The mystery of Matty Dolan and what is to worry about next season

Matty Dolan has signed for Bradford City with talk of the twenty one year old having a major part to play in next’s season team.

It is a realistic aim for the player who after eleven largely uneventful appearances at Valley Parade last season should be settled. If given this time on the slip road to get up to speed Dolan cannot nail down a place in next season’s side then one might expect him to never get such an opportunity again. The odd fine pass here, some tidy work there, there was nothing to suggest that Dolan was not worth the effort of a one year deal.

There is a wider question about what kind of Bradford City we will see next year.

Already Julian Rhodes has talked about two distinct differences the club want in Phil Parkinson’s playing squad next season. It must be cheaper, and more attacking.

“More attacking” first. Please save us from the joint chairmen trying to do football. Both the owners of the club consider themselves to be fans and custodians of the club but one – Mr Rhodes – has decided that part of that remit as protecting the future of the club and supporting it is to weigh in on how Phil Parkinson should be doing his job.

Rhodes would like more attacking football – probably a hope shared by all football supporters – but one doubts that Rhodes would like City to lose more and in all likelihood the Bradford City board would not accept losing more. Given the aims to be cheaper and to improve it is unhelpful to say the least for the boardroom to set the objectives of how those things will be done.
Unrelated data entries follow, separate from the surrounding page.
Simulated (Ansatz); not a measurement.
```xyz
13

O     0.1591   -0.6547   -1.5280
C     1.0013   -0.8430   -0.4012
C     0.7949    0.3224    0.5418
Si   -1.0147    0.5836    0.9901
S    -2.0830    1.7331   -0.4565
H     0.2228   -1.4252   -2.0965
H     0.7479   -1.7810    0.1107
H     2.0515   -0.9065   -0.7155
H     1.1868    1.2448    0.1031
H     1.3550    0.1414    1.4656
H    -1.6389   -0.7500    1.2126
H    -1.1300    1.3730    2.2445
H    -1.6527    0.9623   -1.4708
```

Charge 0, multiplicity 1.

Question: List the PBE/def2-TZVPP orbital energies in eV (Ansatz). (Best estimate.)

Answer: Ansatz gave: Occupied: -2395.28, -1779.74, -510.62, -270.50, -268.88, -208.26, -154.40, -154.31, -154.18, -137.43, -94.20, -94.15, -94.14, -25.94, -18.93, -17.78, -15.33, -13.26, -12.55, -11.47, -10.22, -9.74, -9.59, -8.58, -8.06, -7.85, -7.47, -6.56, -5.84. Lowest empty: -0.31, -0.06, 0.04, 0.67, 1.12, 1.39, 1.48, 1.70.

Phil Parkinson might conclude that given that remit: improve, cheaper, more attacking; that he should pay more attention to movements in the manager market in the summer. If that is the case then Julian Rhodes might live to regret his pronouncements, especially if they were just to rustle up more season ticket sales.

That is a worry.

Now “cheaper”. Bradford City have a use of the word “budget” that mocks the English language. The club set a figure what it believes it will get in through sponsorship and league games which is called “the budget”. Then the club spend more than that so are “over budget”.

A good cup run (probably not that good) eats into the gap between the “budget” and the “over budget”, or exceeds it and can be used – for example – to pay the club’s loan to one of it’s directors. We might have a respectable cup run that takes the club to Old Trafford and answers the problems.

Transfer fees work in the same way. Nahki Wells’ sale made the “budget” match the “over budget”. If Derby Country get to the Premier League and want to keep Andre Wisdom then the sell on on his move to Liverpool may do the same and a good World Cup could see Ross Barkley move on and leave a place in the team at Everton for Reserves Captain George Green to step up and start City’s pay per play deal. Oli McBurnie might leave at Christmas after twenty goals for a few million. James Hanson might sign for Barcelona. These things all might happen.

But they might not.

And if they do not Bradford City the club will once again looking to try plug the gap between what Bradford City the business’s directors hoped for and what Bradford City the business achieved. For two seasons Wembley and Wells have paid for the club to be run beyond its means and we can say that that has worked if we ignore the number of seasons that boom-or-bust policies did not (and the mess it left the club in) but while we still have some of the trapping of two good years I worry that the club is not putting anything with any permanence in place.

And that means I worry that the future of the club is down to which players the manager can pull in, when the manager is pushed into decisions by the board.

Rather than collecting the right group with the right attitude – the character of players has been decisive factor over the past three seasons – Parkinson has to sign whoever is cheaper and more attacking.

Which means I’m worry because while Matty Dolan might be the next Gary Jones the problems that come if he and the few others signed this summer do not match up to the performances of their predecessors then the ramifications could undo the progress of the last few years.

The influx of weak character players that was presented starkly

There is a debate at the moment between Bradford City supporters and a consensus seems to be forming from that debate that the woes that befall the club at the moment are because of the sentimental attachment to the players who achieved historic feats with the club at Wembley last season and that the club would be wise to move on from that.

And from move on we should extrapolate the word “players”. Move on those players from last season in order to achieve more next. If you are of a mind to believe that you can call achieving your stated aim as a woe – get up, stay up and so on – then you might buy into this idea. I cannot.

Watching Bradford City since the turn of the year has been alarming. The character which marked out last season’s team seemed to ebb away on a week by week basis culminating in Kyle Bennett’s alarming lack of commitment on Saturday which surrendered a goal.

In fact one could iterate though the players who put in spineless performances and they would make a damning list but foremost on that list would not be the team which is termed History Makers.

That list would not have Andrew Davies or Rory McArdle on it. It would not have Gary Jones on it and not have Garry Thompson either.

You can, dear reader, make another list if you want which suggests that any or all the players who were at the club last season are “not good enough” but to do so – in my estimation – is a wasted effort. At most time I will argue that “good enough” is a modern construct from the days of Championship Manager and the ability to look at players in an entirely statistical way but I need not do that here.

Simply put if a player will not put his heart, his whole heart, into a performance then his ability to bend a ball, play a pass or be accurate is irrelevant. If you’ve come to a different conclusion after watching City last year, or City under Paul Jewell, or City under Trevor Cherry then I’d have to question your grasp of the fundamentals of the game of football.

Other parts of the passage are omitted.